Daniel Susskind, economist and author of A World Without Work, told the CIPD Annual Conference and Exhibition that workers are too concerned about how AI will affect jobs, rather than how it will impact tasks and processes.
“One of the unhelpful things we do when we talk about the future of work is we tend to talk about the different jobs that people do,” said Susskind.
“We talk about lawyers, doctors, teachers, accountants, architects and so on, but actually the term ‘jobs’ is really unhelpful. And it’s unhelpful because it encourages us to think of the work as a monolithic, indivisible lump of stuff. Lawyers do lawyering. Doctors do doctoring.
“But as you all know, that’s nonsense. You look closely at any job and you see that people perform a wide variety of different tasks and different individual activities in their jobs.”
He said the risk when we think about the future of work is that we get “trapped in the mindset that the only way that technology can affect the work that we do is by destroying or creating entire jobs in an instant”.
However, rather than turning up one day and seeing a robot sitting at your desk, Susskind said the impact of AI in the workplace was a “lot more subtle” than this.
Instead, he said: “It might displace us from performing particular tasks or particular activities, but at the same time it makes performing other tasks more valuable and more important for human beings to do them. And that’s a really important point.”
He explained that, traditionally, it was blue-collar jobs including manufacturing and agriculture that were deemed most at risk at automation. But he said that this distinction between “jobs and tasks” means white-collar workers in professional and managerial roles should take the rise of AI seriously.
A lot of tasks that even “our most expert workers” undertake are “relatively routine and can be automated accordingly” and do not always require “the subtleties of creativity, judgement and empathy”.

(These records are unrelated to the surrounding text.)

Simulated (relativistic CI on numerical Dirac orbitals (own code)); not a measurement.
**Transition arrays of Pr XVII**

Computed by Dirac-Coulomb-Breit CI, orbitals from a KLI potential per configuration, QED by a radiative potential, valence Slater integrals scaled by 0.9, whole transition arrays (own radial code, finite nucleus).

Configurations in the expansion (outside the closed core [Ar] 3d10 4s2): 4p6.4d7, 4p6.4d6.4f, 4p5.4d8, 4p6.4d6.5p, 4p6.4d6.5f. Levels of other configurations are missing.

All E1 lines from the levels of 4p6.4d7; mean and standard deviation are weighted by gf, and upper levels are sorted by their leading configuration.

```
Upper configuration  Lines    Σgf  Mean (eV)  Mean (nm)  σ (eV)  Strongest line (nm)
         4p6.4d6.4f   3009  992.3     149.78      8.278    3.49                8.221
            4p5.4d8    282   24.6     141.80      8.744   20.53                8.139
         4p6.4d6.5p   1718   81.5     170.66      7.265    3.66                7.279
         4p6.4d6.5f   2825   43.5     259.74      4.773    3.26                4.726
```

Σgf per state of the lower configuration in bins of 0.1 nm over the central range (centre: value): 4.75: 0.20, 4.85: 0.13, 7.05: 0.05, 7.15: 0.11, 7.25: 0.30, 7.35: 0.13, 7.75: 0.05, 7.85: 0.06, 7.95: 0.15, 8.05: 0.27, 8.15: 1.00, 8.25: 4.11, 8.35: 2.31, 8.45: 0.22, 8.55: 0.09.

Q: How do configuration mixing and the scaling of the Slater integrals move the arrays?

Additionally, Susskind said there was an “AI fallacy” where people assume that tasks that do require more creativity, judgement and empathy will be safe from AI.
However, while AI might not be able to “think like human beings”, “they might still be able to perform the tasks that require those faculties from us, but perform those tasks in fundamentally different ways”.
Peter Cheese, CEO of the CIPD, said the people profession needed to “lean into” AI because “the reality is there are threats” to jobs.
“How do we use technology to create good jobs and better jobs?” he said. “We can look at the world of work today and say: ‘You know what, there are a lot of jobs that are not using our human skills as effectively, where people don’t feel they have control of things, where there’s too much stress.’ And we need to understand how we can use AI in this regard.”
Cheese compared the AI transition to the energy transition and said there needed to be a “just transition” to incorporating AI into the workplace. “We need to ensure that, in losing old jobs and creating new ones, we do not leave people behind,” he said. “And we have a very big role to play in that. We also have a very big role in how we use AI ethically and responsibly.”
The ethical debates around AI underscored the importance of HR and how “we need to be in the room influencing” decision making to ensure that AI serves the business, rather than sidelining the needs of workers, Cheese said.